I prefer Parmesan and plenty of black pepper for these, but feel free to substitute cheddar, feta, or your favorite blue cheese. Instead of scallions you can use chives or olives. This recipe is merely a guideline to making perfect cheese biscuits.
- 2 cups + 2 tablespoons all-purpose flour
- dash cayenne
- 1/4 teaspoon salt
- 1/2 teaspoon black pepper
- 2 teaspoons baking powder (make sure your baking powder is fresh! no more than 6 months old or you may not get a good rise)
- 7 tablespoons butter, cold
- 2 scallions, finely chopped
- 3 oz. grated Parmesan cheese
- 3/4 cup buttermilk
- Kosher, Maldon, or Black salt for topping (optional; not table/iodized salt)
1 Preheat the oven to 425°F. In a large bowl whisk together the flour, cayenne, black pepper, baking powder, and salt. Set aside.
2 Dice the butter into small pieces. If they get too warm then place them in a bowl and put it in the freezer for about 10 minutes before continuing. Toss the diced butter with the flour mixture until well coated. (Again, if into tossing the butter gets hot in your hands place the whole mixture in the freezer for a few minutes.) Add the scallions and cheese and toss until well coated.

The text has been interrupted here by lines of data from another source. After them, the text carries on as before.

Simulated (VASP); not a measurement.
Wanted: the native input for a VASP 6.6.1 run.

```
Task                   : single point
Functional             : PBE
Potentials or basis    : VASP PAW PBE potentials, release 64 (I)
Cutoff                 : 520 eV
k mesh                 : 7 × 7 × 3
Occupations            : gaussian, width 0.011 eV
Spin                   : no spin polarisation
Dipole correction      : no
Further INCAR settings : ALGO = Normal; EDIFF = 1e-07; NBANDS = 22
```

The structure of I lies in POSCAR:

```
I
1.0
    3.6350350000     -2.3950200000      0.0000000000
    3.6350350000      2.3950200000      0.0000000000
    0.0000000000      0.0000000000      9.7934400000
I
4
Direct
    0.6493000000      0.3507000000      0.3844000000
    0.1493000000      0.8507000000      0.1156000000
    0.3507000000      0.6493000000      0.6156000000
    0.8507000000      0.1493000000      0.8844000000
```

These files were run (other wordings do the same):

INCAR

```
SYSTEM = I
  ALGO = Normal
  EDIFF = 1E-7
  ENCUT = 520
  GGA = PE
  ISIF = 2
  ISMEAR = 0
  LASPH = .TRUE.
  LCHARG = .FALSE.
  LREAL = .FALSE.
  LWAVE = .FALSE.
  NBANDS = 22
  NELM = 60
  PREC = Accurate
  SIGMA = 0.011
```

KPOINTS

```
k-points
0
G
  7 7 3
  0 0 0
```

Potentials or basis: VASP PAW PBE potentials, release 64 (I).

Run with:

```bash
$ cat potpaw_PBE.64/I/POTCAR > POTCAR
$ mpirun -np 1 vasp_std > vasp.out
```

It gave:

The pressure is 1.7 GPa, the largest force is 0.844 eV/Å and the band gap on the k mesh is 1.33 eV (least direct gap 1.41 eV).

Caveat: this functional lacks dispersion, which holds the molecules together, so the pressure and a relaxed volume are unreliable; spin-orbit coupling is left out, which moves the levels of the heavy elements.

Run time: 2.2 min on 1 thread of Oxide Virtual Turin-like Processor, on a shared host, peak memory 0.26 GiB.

3 Add the buttermilk and mix with your hands until it just comes together. You may find you need an extra dribble of buttermilk, if so then go right ahead but do so judiciously. Do not over-knead.
4 Roll the dough out onto a lightly floured surface. Knead once or twice; no more. Form into an 8x8-inch square and cut into 2x2-inch squares and top with a bit of high-quality salt if using. Bake for 12-16 minutes or until golden.